The get() method from PCJ library returns value of type Object and the value has to be casted to the designated type. The execution of the method ensures that result is transferred from the remote node. The next instruction will be executed after local variable is updated.

PCJ allows also for asynchronous, nonblocking communication. For this purposes the FutureObject is used. The FutureObject stores remote value in the local memory and provides methods to monitor is process has finished. Additional method getFutureObject() is than used to copy transmitted value to the local variable.
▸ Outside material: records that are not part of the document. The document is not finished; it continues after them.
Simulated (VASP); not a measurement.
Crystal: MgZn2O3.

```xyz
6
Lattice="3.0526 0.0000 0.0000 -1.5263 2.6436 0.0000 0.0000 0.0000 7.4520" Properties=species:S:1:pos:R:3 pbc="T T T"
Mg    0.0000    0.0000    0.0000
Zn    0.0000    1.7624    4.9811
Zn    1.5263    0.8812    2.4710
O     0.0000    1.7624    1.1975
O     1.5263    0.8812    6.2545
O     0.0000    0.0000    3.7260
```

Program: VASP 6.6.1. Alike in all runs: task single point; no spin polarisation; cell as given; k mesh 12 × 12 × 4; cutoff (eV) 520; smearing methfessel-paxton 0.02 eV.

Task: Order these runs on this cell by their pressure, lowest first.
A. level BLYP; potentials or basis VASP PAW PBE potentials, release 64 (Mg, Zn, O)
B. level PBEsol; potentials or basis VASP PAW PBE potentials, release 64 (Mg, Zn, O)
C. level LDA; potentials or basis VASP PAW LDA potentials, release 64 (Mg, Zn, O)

Example code presents how to copy value of the remote variable a from the task number 5 to task 0.

60FutureObject aL; 
62if (PCJ.myId() == 0) { 
63    aL = PCJ.getFutureObject(5, "a"); 
64    double a = (double) aL.get(); 

The remote value is transferred to the variable aL in asynchronous way. When data is available it is stored in the local variable a. This command is executed after local variable aL is updated.

3.5.2 put()

Each PCJ thread can initialize update of the variable stored on the remote task with the put() method. In the presented example task number 2 updates variable a in the memory of task 0.

71 @Shared double a; 
73        if (PCJ.myId() == 0) { 
74            PCJ.monitor("a"); 
75        } 
76        if (PCJ.myId() == 2) { 
77            PCJ.put(0, "a", 10.0); 
78        } 
79        if (PCJ.myId() == 0) { 
80            PCJ.waitFor("a"); 
81        }


The process is asynchronous, therefore the method waitFor() is used to wait for transfer to be completed. Method monitor() is used to watch for updates of shared variable b.

3.5.3 broadcast()

In order to access variables at all tasks, PCJ provides broadcast method. This method puts given value to the shared variable at all tasks. This process is one sided communication and typically is initialized by a single node.

80    @Shared double a 
81    PCJ.monitor("a"); 
83    if (PCJ.myId() == 0) { 
84        PCJ.broadcast("a", 2.14) ; 
85    } 
87    PCJ.waitFor("a"); 
88    System.out.println("a="+a);

In order to synchronize variables we set up monitor on the variable a. Than broadcast is performed. Finally all nodes wait until communication is completed and variable a is updated.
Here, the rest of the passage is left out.